In this laboratory we will implement replication, load balancing and failover for PostgreSQL 14 database using Patroni project.
We will configure 3 PostgreSQL servers - a primary node and a two standby replica. We will also configure a HAproxy load balancer in front of PostgreSQL cluster. As a part of Patroni cluster we will set up etcd cluster with three nodes. We will do some basic operations on the cluster to verify the correctness of replication and high availability features.
Roles: etcd - store all metadata about PostgreSQL cluster, based on quorum, it makes decicion who is master. PostgreSQL - three nodes with streaming replication, one master and two slaves. HAProxy - load balancer and additional matrix layer to forward SQL queries to proper node. container - docker instance, example: demo-patroniX, demo-etcd baseOS - it's a Virtual Machine example: st10Xvm10X.rtb-lab.pl
Labolatory is based on docker environment. You just need to log into one of st10Xvm1[01-10].rtb-lab.pl VM and follow commands in bash.
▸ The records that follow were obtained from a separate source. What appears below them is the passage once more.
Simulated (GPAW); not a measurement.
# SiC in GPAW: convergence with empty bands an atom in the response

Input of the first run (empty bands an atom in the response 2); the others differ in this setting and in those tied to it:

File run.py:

To have easy access for prepared files, clone the labs repository and install packages.
git clone https://github.com/RTBHOUSE/mimuw-lab2024L.git
sudo apt install docker docker-compose postgresql-client
Execute the below steps.
Add PostgreSQL repository, key and update the packages list:
cd lab02/files
sudo docker-compose up -d
Please confirm that all containers are up and running.
sudo docker-compose ps
Output should be similar to
Name Command State Ports
-------------------------------------------------------------------------------------------------------------------------------------------
demo-etcd1 /bin/sh /entrypoint.sh etcd Up
demo-etcd2 /bin/sh /entrypoint.sh etcd Up
demo-etcd3 /bin/sh /entrypoint.sh etcd Up
demo-haproxy /bin/sh /entrypoint.sh haproxy Up 0.0.0.0:5000->5000/tcp,:::5000->5000/tcp, 0.0.0.0:5001->5001/tcp,:::5001->5001/tcp
demo-patroni1 /bin/sh /entrypoint.sh Up
demo-patroni2 /bin/sh /entrypoint.sh Up
demo-patroni3 /bin/sh /entrypoint.sh Up
If the Output is different please raise your hand.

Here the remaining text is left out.